Wednesday 25 July 2007

Sleazy Bed Track

After not really experiencing this whole jetlag thing at all on the way out to the US or straight after returning, in the past two days I've woken up at 1pm and 6am respectively . Something isn't right there. It's with such thoughts of tiredness in mind, lets turn to one of The Bluetones' more underappreciated singles, "Sleazy Bed Track".

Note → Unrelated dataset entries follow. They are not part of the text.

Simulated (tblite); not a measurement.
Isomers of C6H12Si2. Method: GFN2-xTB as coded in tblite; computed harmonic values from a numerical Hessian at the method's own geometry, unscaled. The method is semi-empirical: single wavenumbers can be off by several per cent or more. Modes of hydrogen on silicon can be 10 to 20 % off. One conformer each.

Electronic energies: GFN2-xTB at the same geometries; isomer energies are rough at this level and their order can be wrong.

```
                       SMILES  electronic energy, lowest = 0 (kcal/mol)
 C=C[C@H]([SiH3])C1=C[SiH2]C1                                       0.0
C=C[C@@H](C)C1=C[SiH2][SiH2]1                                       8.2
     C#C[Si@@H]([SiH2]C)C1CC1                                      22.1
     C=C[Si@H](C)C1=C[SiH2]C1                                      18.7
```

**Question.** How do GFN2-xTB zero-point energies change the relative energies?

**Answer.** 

'I know it's getting late,
But if you'd like to talk a little more,
Well that's alright with me.
I'm feeling kind of tired,
But it ain't exactly beating down my door,
Now just why could this be?'

Deliciously hazy and intimate, the verses rest on slippery blues guitar and Eds' suitably weary, late night drumming, backed with an organ hum distant enough that it's easy to miss where the spooky edge that it adds is coming from. 'Kind of tired' definitely feels like an understatement, but the 'just why could this be?', why it isn't being felt, is answered soon enough. It's revealed to be a contradictory mixture of (1) concern for the wellbeing of the person being addressed and (2) abject horniness. Shattered late nights for a freeing of inhibitions more potent than alcohol, exhaustion making now seem like the most crucial time to seize the moment because in no time at all it will be tomorrow and everything will have changed? Works for me. There's something almost dreamlike about the burst of energy that carries us into the bizarrely triumphant sounding chorus, one final hit of hormones and adrenaline masking the unlikeliness of the pleas therein.

'All you gotta do is baby kick off your shoes and lay down,
Climb up here with me and lets forget about sleep and lay down...'

The title of the song might well be an ironic acknowledgement that Mark couldn't play sleazy effectively if he tried, but it definitely works in its favour, lending his seduction an unlikely innocence that keeps his concern in the verses more believeable as genuine than manipulative. Maybe not enough to wish him success (it's still just a touch too creepy in places for that) but certainly to not begrudge him the attempt.

Sidenote: to prove that noticable likeness to other songs isn't always such a dealbreaker, just check out the uncanny similarity between the opening here and that of Crowded House's "Fall At Your Feet".

mp3: Sleazy Bed Track (Evening Session Version)

1 comment:

Chris Brown said...

At the time, of course, this was the least successful Bluetones single ever (unless you count that limited version of 'Slight Return') and that's not hugely surprising because whatever this has going for it for it as an album track, it really makes no sense at all as a single. Least of all with that title.

The video creeped me out a bit too, although I don't think I ever saw it during daylight hours.